How do you find, hire and create the perfect threat hunter team? Troy Gill, Manager of Security Research and Zix’s AppRiver Threat Research Team speaks to what it takes to be an exceptional threat hunter and what qualities they need to be successful.
Security: What is your background, current role and responsibilities?
Gill: I am a threat hunter and Manager of Security Research at Zix | AppRiver. I am primarily responsible for evaluating security controls and identifying potential risks. I also provide advice, research support, project management services, and information security expertise to assist in designing security solutions for new and existing applications.
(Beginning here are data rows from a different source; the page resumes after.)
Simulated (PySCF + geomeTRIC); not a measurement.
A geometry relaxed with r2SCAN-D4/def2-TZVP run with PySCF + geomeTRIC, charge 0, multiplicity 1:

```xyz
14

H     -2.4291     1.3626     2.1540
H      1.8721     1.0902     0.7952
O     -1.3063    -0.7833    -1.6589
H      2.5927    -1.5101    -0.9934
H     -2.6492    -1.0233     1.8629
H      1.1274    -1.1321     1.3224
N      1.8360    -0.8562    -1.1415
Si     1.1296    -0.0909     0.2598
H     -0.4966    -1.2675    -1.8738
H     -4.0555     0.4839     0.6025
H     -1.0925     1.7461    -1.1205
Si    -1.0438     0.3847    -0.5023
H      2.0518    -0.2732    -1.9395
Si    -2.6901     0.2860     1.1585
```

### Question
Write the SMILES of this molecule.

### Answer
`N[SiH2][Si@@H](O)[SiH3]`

I joined the team in 2007 to analyze data regarding cyber threat tactics, methodologies or vulnerabilities that present threats to IT operations. Such real-time analysis helps me apply immediate improvements to cyber-analytical tools and disseminate incident reports, threat trends and situational analysis.
Security: How do you find, hire and create the perfect threat hunter team?
Gill: I look for a good skills foundation without focusing too heavily on checking every single box as I know that the on-the-job experience will be much more valuable over time. Finding the right personality type is of equal importance. I ask myself two important questions - How do their personality traits and interest fit the role? And how does that fit or balance out the team as a whole?
Look for someone who is fulfilled with being the unsung hero because threat hunters are not often celebrated for the attacks they prevent because if caught early enough, they are non-events. Threat hunters should find enjoyment and satisfaction as the first line of defense keeping the organization and its stakeholders secure. Hiring individuals with various traits and skills can be the secret sauce in taking a threat hunting team from good to great.
To retain hunters, it is important to make sure they are empowered to stay engaged in a meaningful way, as they often really enjoy the thrill of the hunt. Be careful not to overburden them as it can often lead to burnout.
Security: What does it take to be an exceptional threat hunter, and what qualities do they need to succeed?
Gill: Many different personality traits can contribute to being a great threat hunter. Something to consistently look for is an inquisitive personality — this is the type of person who cannot put down a puzzle until it is solved. It is also ideal to look for someone with an analytical mindset who welcomes collaboration and is content working on their own.
Threat hunters need to be untroubled by their job, constantly shifting and changing. Threats rarely remain static, so these individuals must be willing to adapt continuously. To that point, it is not every day that threat hunters will find a threat and protect against it, so it is a must that they are always prepared to try to solve it on the next day and the day after. Threat hunters should be willing to share ideas openly with their immediate team members. Open collaboration regularly nets strong results even if, at times, an idea falls flat. Threat hunters cannot be afraid to fail.
Security: What are the benefits of implementing a threat hunting process?
Gill: Threat hunting isn’t new; however, the importance of its practical use in countering cyberthreats is more critical than ever with the uptick in cyber security attacks. Threat hunting is essential to remediate threats as early as possible. While prevention is the most preferable outcome, speedy detection and remediation are critical. The process of threat hunting, first and foremost, has the impact of reducing the number of successful breaches. Over time the response time for events should become faster. Throughout this process, threat hunting/response teams will find opportunities to improve security posture as well as potentially uncovering vulnerabilities. Addressing these areas of concern will serve to shrink the attack surface over time.